Anyway, memoirs of a lonely, semi-Aspergersy childhood in late cold war America I guess. All this is prologue introducing a childhood epiphany, one of those little tiny moments of philosophical insight that you have when you’re a child but which stick with you. Maybe you, if you were like me, thought miniscule thoughts about causality (I remember discussing, basically, Zeno’s arrow problem with my mom long before I’d heard of Zeno’s arrow – she was, erm, unhelpful. I can’t even imagine, actually, what she thought but I remember the day like it was yesterday…) or had the thing that everyone has when they set vanity mirror parallel to the bathroom mirror and, boom, infinite regress.

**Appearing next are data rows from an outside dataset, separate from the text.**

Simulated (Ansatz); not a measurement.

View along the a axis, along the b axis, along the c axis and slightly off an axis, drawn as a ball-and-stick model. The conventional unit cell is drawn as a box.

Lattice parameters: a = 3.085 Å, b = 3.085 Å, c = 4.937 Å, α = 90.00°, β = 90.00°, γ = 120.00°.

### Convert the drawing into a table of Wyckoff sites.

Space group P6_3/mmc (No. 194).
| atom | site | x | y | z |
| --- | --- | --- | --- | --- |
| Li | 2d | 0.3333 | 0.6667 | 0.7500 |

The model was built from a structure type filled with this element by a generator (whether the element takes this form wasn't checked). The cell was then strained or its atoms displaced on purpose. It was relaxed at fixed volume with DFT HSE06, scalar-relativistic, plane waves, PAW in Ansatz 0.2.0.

But the one that I’m thinking about tonight is a little less abstract. I remember realising, all at once, that one of the presumptions that I had about soldiering was – had to be, mathematically – all wrong. The presumption was this: that if you served in the armed forces during a war, likely you would kill several members of the opposing side during the course of that war. That is, that say the average veteran of, say, WWII would have killed several people during his tour or tours of duty.

Simple math shows that this simply cannot be the case. Imagine a war in which there are 100,000 front-line troops on each side. If on side A, the average soldier killed even 1.5 enemy combattants, well, that would be 150,000 dead, just from the start. Of course, some on side A would die before they had killed, and then there are injuries to account for and the like. But I think you see the point: I realized that it must be relatively rare for one solider to kill another soldier during a war. That is, it would be a fairly hotshit thing to have killed even one of the enemy. (In WW2, about 3 million of 17 million German soldiers died – a fairly high percentage, but only 17 percent… So it’s very unlikely that whatever grandpa told grandma to get her in the sack and / or justify his drinking was true…)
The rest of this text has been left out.